Leaving Berlin

It’s a strange thing and one that’s most likely a result of the level of History taught in school during my education but great swathes of modern, post-war European history remained a mystery to me until very recently.

For entirely personal reasons I’m learning increasingly more about the history of Eastern Europe and what happened behind The Wall, as it were (on that note I sincerely recommend Revolution 1989: The Fall of the Soviet Empire) and am continually fascinated by what I discover.

One hole in my knowledge, though, is the period between the end of the Second World War and the formation of those two distinct countries that I grew up aware of: East Germany and West Germany. It may be down to education but then there’s also the fact that so little was allowed to be known about what happened in certain countries behind the Iron Curtain but there was, at least, an awareness of two distinct halves of Europe and, in particular, Berlin.

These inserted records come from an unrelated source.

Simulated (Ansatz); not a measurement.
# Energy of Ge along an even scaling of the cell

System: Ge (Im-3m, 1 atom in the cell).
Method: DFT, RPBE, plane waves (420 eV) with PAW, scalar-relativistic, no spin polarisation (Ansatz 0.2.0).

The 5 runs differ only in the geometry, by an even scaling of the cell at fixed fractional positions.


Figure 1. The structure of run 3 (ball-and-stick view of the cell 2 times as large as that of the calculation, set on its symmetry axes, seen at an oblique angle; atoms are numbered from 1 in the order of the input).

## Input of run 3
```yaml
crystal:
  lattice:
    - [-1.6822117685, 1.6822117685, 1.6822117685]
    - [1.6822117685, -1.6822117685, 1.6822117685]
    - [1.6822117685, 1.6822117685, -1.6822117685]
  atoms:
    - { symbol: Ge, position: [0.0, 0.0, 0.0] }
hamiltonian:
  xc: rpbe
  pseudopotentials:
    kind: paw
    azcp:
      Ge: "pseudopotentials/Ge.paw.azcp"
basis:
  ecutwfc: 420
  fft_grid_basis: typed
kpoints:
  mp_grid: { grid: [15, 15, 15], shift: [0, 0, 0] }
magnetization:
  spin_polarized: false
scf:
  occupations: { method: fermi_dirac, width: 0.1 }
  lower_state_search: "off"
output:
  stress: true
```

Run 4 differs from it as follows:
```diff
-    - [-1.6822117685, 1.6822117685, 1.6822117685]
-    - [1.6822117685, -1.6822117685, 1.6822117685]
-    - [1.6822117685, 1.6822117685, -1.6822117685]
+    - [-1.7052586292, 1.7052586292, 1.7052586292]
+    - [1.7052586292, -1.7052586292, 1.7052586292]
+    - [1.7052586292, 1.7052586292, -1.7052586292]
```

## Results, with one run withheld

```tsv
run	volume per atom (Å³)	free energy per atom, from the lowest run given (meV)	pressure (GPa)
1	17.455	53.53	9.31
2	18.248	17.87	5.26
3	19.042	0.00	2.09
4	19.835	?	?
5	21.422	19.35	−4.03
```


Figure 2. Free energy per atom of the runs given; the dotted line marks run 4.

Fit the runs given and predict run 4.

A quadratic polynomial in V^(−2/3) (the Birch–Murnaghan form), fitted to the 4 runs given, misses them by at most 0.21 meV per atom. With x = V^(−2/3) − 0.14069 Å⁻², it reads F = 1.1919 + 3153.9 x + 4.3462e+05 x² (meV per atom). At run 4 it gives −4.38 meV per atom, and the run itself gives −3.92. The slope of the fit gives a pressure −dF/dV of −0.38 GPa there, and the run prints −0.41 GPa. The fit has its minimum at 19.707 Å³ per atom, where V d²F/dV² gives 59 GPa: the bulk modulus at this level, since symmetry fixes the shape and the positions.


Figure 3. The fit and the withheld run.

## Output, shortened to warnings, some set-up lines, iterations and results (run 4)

I’m oddly fascinated, for example, how the West managed to retain its ‘half’ of a capital city so deep in the Eastern ‘half’ of the country and the logistics therein.

There’s the fact that Berlin was on the receiving end of a very large battering from all members of the Allies in the closing stages of the war. There’s the period when it was divided in two like the rest of Germany and half fell under the GDR while the other ‘the west’. But there’s a knowledge hole that exists around that in between period; the time when a city was on its knees, its citizens still reeling from the destruction and the two opposing factions were still carving it up.

IMG_7753Leaving Berlin by Joseph Kanon goes a long way to both illuminating that period and creating an itch for more. It’s also one of those happy instances in Waterstones where you need another book to take advantage of the “Buy One Get One Half Price” deal and it the book you grab out of curiosity rather than having sought it out turns out to be a brilliant whim.

Set in 1949 Leaving Berlin finds writer Alex Meier returning to Berlin from America where he’d fled the Nazis in 1934. The official line is that – as a treasured author – he’s been invited to return by the Soviet authorities to help establish cultural future of the Socialist country. In fact he’s returned only to allow him to return to America. Persecuted for his communist beliefs during the McCarthy witch-hunts, he’s made a deal with the young CIA; return to East Berlin and act as their agent in order that he might return a patriot and be reunited with his son.

Except, of course, it all goes a bit tits-up for him from the off when his CIA contact is killed and he finds himself in a deadly game of espionage and counter espionage.

The dialogue, particularly, is great but the pacing and twists of the plot are fantastic.  What stands out for me, though, is how much more compelling it becomes as a result of its setting. With the war and its events still in people’s memories normality is a distant concept and so what people did during and just what they’ll do to survive after is a huge factor. Just as the lines between the city are in a state of confusion, so too the lines between who to trust. There’s a strange sense of surrealism throughout as a new normality attempts to establish itself yet is still surrounded and hindered by the physical (large swathes of the city remain piles of rubble, there’s power outages) and psychological aftermath of the war that mirrors that of Alex upon his return to such a city after living in California, out of the way of the destruction.

I’ve not read anything by Joseph Kanon before but I’ll certainly be on the lookout to do so on the basis of this. It’s also time to find what I can to plug this hole in knowledge too.